Freitag, 31. Mai 2013

King Cruiser wreck

Location: Andaman Sea

Water type: Salt water

Average current: light

Average logged depth: 10-20m

Maximum logged depth: 30m

This is the wreck of the car ferry of the same name that sank off the West Coast of Southern Thailand on 4 May 1997. The ferry was operating between Phuket and the Phi Phi Islands when she hit a submerged collection of rocky pinnacles at Anemone Reef, 10 miles off Phi Phi Island. The impact tore a large hole in the hull, and the vessel sank within two and a half hours. All 561 passengers – including both Thai locals and foreign tourists – were rescued. They were picked up by the two police patrol boats and four or five fishing boats which had raced to the rescue in response to an emergency call. One elderly woman sustained a broken back and several others suffered shock.

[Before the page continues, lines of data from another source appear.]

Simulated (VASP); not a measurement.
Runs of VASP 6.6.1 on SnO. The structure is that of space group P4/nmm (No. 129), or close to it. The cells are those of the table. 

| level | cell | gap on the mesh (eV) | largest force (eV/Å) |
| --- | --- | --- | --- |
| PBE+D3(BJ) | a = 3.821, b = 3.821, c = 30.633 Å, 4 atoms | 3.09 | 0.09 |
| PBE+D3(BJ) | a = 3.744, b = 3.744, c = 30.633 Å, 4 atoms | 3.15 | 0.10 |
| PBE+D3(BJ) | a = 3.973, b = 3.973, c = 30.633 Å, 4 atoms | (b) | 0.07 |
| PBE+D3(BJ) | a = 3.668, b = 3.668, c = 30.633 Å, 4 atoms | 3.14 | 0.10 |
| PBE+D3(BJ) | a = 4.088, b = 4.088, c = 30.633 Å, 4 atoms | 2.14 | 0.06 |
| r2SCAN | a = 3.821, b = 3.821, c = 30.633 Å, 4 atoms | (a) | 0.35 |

The vessel is now a popular recreational dive site and acts as an artificial reef to complement the Anenome Reef. The vessel sits upright on a sandy bottom in around 30m of water rising to ~10m at the top of the wreck. The wreck remains largely in one piece, although the upper deck has collapsed. The simplest and safest point of entry is through the vessel's stern, where divers can explore the once active car decks. Machinery still sits on the deck. Inside the car deck are a couple of vehicle tyres and an engine trolley. Rows of passenger seats and low coffee tables fill the inner recesses. The collapsed foredeck is at 16 metres, where there is a stack of plastic picnic tables and chairs often surrounded by a cloud of snapper. The upper deck is split from front to back. Within and around the wreck there is lots of coral growth and an abundance of fish. Soft corals can be found growing along the sides and top of the wreck. Schools of bigeye trevally are often spotted circling above the captain's cabin. Large schools of yellow snapper hang around the entrances to the car deck and along the remains of the upper deck, and lionfish can be seen dotted around the wreck. There are also occasional encounters with leopard sharks and bamboo sharks, barracuda and turtles.